Baltimore's Irish and Black communities had their heroes, like any ethnic group does. Waves of immigrants have gained a sense of belonging by seeing their own folks on the sports fields of America, and young boys have copied their heroes with their own teams, in different sorts of organizations and settings.
The young boys of Baltimore had no shortage of Irish and Black heroes.
The National League Baltimore Orioles were champions in 1894-1896, featuring many Irish players who were known to bend a few rules to ensure a victory. Men such as Ned Hanlon, Wee Willie Keeler, John McGraw, Hughie Jennings and Joe Kelley utilized flying spikes, hidden baseballs and salty language in the “small-ball” era they dominated. They played at Baltimore’s Union Park.
Four of the Hall of Fame team members were buried at New Cathedral Cemetery, in West Baltimore:
"There are two kinds of people: those who are Irish, and those who wish they were."—John McGraw, player & manager, member of the 1894 Baltimore Orioles. John was a great star at third base. His father emigrated from Ireland in 1856. He played and managed in Baltimore, but became most famous for managing the New York Giants for 30 years.
John McGraw's funeral was held at St. Patrick's Cathedral in New York City, with his old teammate Ned Hanlon in attendance. One hundred and ten honorary pall bearers attended John's body. He was brought to Baltimore by train for burial.
Wilbert Robinson played for the Orioles from 1890-1899, and managed the team in 1902. He was their star catcher, and was inducted into the Hall of Fame in 1945.
Joe Kelley was born of Irish parents who left Ireland to escape the Great Hunger. He was a star outfielder for the Orioles, fleet of foot and a hard hitter. He was inducted into the Baseball Hall of Fame in 1971.
Ned Hanlon managed the Orioles, and was an innovator, inventing the “Baltimore Chop” and the “hit-and-run play”. His parents emigrated from Ireland to escape the Great Hunger. His father was a railroad laborer, and later worked with his children in cotton mills. Ned’s talent for baseball helped him escape mill work. He was a star player and very effective manager.
Another Hall of Fame player, buried elsewhere:
Hughie Jennings was born of Irish parents, and worked as a breaker boy in Pennsylvania coal mines. He became one of the greatest shortstops of all time, playing for the Baltimore Orioles from 1893-1899. He was inducted into the Hall of Fame.
Baseball along Lemmon Street, 1903
The boys of Baltimore organized hundreds of teams in the early 20th century, relying on parents for management and uniforms, and sometimes transportation. Local businesses were known to sponsor teams, each with creative names based on the neighborhoods they hailed from.

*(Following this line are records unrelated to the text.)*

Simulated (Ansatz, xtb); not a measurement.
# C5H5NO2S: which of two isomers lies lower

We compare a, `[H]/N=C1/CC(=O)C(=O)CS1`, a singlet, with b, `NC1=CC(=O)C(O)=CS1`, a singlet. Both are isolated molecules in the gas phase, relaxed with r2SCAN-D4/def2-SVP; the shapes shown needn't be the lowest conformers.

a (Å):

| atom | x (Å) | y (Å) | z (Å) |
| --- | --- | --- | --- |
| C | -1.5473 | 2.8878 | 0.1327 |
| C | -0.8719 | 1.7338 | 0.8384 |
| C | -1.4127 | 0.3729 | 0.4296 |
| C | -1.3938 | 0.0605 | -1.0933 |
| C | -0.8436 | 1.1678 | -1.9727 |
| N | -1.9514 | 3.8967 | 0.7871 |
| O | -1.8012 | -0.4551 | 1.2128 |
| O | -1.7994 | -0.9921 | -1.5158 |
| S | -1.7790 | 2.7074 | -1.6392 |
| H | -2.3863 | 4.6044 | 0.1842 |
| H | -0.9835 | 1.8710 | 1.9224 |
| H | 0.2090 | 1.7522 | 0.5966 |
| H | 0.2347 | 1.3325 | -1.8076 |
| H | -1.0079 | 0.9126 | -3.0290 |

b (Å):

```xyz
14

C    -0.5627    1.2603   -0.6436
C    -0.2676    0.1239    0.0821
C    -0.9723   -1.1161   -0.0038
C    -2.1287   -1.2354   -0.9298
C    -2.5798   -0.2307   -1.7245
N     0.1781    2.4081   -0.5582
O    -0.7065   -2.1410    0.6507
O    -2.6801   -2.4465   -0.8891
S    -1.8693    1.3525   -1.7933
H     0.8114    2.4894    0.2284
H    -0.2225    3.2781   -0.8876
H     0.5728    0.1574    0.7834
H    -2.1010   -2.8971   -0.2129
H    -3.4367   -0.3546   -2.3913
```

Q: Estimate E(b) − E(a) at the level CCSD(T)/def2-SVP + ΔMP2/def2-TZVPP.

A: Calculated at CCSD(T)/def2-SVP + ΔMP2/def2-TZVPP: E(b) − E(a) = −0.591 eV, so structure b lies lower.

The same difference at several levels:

Boys along the block where our Museum is located formed the Sons of Rest, a 14-16 year old team captained by pitcher William Fitzpatrick, who lived with his widowed mother Maggie. Players lived at 913, 927, 931 and 937 Lemmon Street, a few doors down from McGillen’s Pub at 917.
Teams named the Lemmon Stars, Rock Street Boys, Hollins Athletic Club, Fort McHenry Boys and Stricker Athletic Club were challenged via the newspaper, and games were held on Sunday afternoons at Hurley’s Woods, near Wilkens Ave. and Hurley Street in Southwest Baltimore.
Additional games were played at Tolchester, a resort town on the Chesapeake Bay....a steamboat ride away. Parenta and families used the baseball game as an excuse for an outing, getting out of town and enjoying bay breezes, both ways. Mom might have packed a lunch, but there may just have been a chicken dinner available on the boat, or at the resort.
These bay resorts offered Irish families a diversion from the brick and mortar of the neighborhoods of Baltimore, and bathing suits were available for rental...really. Splashing around, watching the game and enjoying other fun diversions in Tolchester was good for the body and the soul.
They were known as the "colored champions of the South", and played their home games at nearby Westport Baseball Park, which sat thousands. One of their opponents was known as "Corporal Tom Taylor's Camp Meade All-Stars", who came north for a game. The "Bacharach Giants" came down from Long Island to play the local nine as well.
They were also a traveling team, playing the Crisfield Giants at Cedar Grove Park, and the Aberfoyles, a white team in Wilmington, Delaware.
The team's reputation grew immensely, and they hosted the "American League Stars' in October, 1922. The collection of major leaguers included four World Series participants, and Baltimore-born knuckleballer Eddie Rommell, a 25-game winner for the Philadelphia Athletics.